Comments - Please in order to comment.

  • Mark Jackson says:

    This article is incorrect in that it states the pipeline extends 1.7km out to sea. In fact, if one enters the pumps station co-ordinates, and pipeline discharge co-ordinates into Google Earth, one will see that the discharge point is only 1020m from the pumping station, and only 700m form the nearest shore. (These co-ordinates are available on the outfall permit)

  • Wacky Me says:

    ……and the DA wants my vote? Shocking

  • Denise Smit says:

    Action SA looks for things to do. They should tackle the true issues bringing down SA and the future of the country like the ANC/EFF corruption and failed management. Wasserman and company do not have the stomach to do so, they go for small fish.

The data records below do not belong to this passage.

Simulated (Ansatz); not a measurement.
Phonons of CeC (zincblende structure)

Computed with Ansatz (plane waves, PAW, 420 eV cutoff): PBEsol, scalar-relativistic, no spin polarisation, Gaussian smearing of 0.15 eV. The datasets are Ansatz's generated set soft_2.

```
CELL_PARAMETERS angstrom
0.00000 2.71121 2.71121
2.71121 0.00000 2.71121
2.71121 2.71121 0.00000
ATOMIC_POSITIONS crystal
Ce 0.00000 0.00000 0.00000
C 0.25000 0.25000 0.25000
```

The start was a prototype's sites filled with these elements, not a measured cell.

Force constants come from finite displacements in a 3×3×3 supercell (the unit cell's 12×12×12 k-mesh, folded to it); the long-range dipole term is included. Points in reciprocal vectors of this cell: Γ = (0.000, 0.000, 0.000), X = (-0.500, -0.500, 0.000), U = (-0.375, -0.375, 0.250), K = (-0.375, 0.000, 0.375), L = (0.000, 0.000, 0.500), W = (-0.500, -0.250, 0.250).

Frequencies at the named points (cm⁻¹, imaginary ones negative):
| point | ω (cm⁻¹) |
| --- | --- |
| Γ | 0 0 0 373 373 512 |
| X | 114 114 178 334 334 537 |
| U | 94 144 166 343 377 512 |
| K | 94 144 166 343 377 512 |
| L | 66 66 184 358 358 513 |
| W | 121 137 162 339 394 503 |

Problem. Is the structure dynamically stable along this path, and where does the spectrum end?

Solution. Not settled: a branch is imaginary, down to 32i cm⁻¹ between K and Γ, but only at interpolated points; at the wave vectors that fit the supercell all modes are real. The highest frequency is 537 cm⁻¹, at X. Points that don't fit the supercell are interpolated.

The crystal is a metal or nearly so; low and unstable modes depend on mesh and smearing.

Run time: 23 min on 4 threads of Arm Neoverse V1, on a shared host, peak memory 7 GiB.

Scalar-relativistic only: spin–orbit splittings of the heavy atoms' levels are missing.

  • Geoff Hainebach Hainebach says:

    How many of those people who wrote the article and the comments that followed have read the detailed report done by the CSIR. It is difficult for laymen to understand but one would easily realise that the matter is much more complicated than appears from the article.

    • David Peddle says:

      Possibly you could explain what the CSIR report entails as in common with the great unwashed masses, I have no idea what it contains

    • Mark Jackson says:

      I am familiar with the 2017 CSIR report – in fact I interview the CSIR after the city finally released it, 5 months after the CSIR finished it. And guess what. a) The city curtailed the scope of the report, from what the CSIR originally proposed, and b) the city supplied a lot of the data for that report. So it is in no ways an independent report, but rather a joint-city-CSIR report!
      The authors even acknowledge the limited scope of the report by saying: “.“This does not mean there are no ecological impacts and human health risks associated with this practice, but rather that no major ecological impacts could be detected through the monitoring approach followed in this study.”
      Emphasis on ‘in this study’…

  • Rob Fisher says:

    Pumping raw sewerage into the sea is bad.
    Letting raw sewerage run into rivers is so much worse.
    Let the ANC take the log out of their council’s eye first.